Monday, August 01, 2005

Flacks working for government scientists - Liberals bristle, PRSA defends

In a July 18 story, the New York Times reported that the government's Office of Research and Development at the EPA was "seeking outside public relations consultants to polish its Web site, organize focus groups and ghostwrite articles 'for publication in scholarly journals and magazines.'" (Please note the writer's nearly visible "finger-quotes")

The article was placed against the backdrop of criticism of the Bush administration's public relations policies and noted several groups taking issue with the projected $5 million expenditure.

Donald Kennedy, the editor of Science magazine and a former head of the Food and Drug Administration, said in a telephone interview on Saturday that he found the idea of public relations firms ghostwriting for government scientists "appalling."

In the picture above, Kennedy demonstrates with his hands just how appalling he either finds scientists who can't write or PR folk.

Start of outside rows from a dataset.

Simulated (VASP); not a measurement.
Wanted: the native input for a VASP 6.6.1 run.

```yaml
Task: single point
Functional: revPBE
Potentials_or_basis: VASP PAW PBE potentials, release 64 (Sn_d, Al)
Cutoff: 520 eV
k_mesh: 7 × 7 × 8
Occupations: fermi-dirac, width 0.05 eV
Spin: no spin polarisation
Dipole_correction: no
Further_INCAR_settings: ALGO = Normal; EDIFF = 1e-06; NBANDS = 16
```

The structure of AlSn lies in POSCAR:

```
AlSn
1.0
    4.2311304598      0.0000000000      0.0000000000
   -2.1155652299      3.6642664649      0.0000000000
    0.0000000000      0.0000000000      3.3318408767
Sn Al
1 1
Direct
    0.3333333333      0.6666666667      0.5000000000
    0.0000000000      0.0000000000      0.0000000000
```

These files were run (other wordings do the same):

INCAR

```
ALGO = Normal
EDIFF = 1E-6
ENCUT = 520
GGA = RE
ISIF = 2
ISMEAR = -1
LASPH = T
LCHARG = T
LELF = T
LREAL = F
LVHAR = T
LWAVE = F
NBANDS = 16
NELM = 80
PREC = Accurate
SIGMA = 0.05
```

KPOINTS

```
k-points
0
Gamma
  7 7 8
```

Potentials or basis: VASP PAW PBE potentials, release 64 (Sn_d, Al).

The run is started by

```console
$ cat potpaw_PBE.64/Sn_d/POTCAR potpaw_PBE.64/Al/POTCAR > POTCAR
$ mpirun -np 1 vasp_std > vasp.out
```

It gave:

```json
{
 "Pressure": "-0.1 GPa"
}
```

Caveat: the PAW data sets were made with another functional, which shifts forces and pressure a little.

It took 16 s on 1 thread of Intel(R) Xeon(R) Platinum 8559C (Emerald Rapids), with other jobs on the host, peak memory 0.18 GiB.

The undertone permeating the article was that: 1) the Bush administration was going to stretch the truth about environment science and; 2) that PR people were just the people for the job.

PRSA's Counselor's Academy rightly came to the defense of the profession today, with a letter to the editor from its chairwoman, Deborah Radman. She put it plainly - some scientists can't write, some don't have time to do so, and there's nothing unethical about PR people doing it.

I'm not one to be generous with praise for the PRSA, nor stand up for the Bush administration, but this was precisely the right response necessary to defend the profession. It's downright offensive and baseless to imply, before any firm has even been chosen, that the people the EPA hired would apply "spin" to the point of scientific deception.

At least I certainly hope so. We'll have to rely on the firms that win the contracts to mind their ethical compasses.

I'll be unhappy both as a liberal and a PR practitioner if we see anything strange eminating from the EPA and landing in scientific journals.

Worry not, I'll keep a look out for articles extoling the virtues of "happy brown clouds."